A District man pleaded guilty Monday to second-degree murder charges in a 2007 stabbing, just one day before he was scheduled to face a retrial in the case. The first case was dismissed because an assistant U.S. attorney admitted withholding evidence from defense attorneys.

Joseph Harrington, 31, of Southeast Washington had been charged in the Aug..18, 2007, stabbing death of Charles Smith in a street robbery. Prosecutors had charged Harrington with four counts, including first-degree murder. After Monday’s plea, Harrington faces eight years in prison.

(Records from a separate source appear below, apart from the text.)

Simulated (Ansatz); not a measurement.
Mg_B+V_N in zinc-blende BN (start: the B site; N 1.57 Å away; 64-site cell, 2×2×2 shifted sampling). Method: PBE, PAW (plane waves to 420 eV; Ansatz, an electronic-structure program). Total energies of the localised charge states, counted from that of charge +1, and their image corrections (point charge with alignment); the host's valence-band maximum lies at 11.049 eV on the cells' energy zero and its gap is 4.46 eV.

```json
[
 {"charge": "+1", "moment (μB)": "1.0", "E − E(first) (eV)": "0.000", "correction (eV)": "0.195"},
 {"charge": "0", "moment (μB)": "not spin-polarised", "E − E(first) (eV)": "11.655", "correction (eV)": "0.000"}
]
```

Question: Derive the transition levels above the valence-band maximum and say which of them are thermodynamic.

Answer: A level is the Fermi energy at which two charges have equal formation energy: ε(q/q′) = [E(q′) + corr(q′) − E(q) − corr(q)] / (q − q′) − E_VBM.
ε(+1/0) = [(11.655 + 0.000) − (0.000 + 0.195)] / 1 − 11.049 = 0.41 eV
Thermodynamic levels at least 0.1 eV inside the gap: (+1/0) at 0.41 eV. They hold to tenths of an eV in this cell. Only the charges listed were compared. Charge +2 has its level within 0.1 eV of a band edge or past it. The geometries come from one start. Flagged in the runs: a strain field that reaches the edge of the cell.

Harrington was scheduled to appear before D.C. Superior Court Judge Frederick H. Weisberg on Tuesday for a second trial. Last year, during Harrington’s first trial, Weisberg declared a mistrial after the prosecutor on the case admitted that she did not pass along testimony to Harrington’s attorney, Tom Dybdahl of the District’s Public Defender Service.

Prosecutors are required to disclose evidence to defense attorneys before trial, even if that evidence could harm their own case, according to a 1963 rule called the Brady decision, based on the Supreme Court case Brady v. Maryland.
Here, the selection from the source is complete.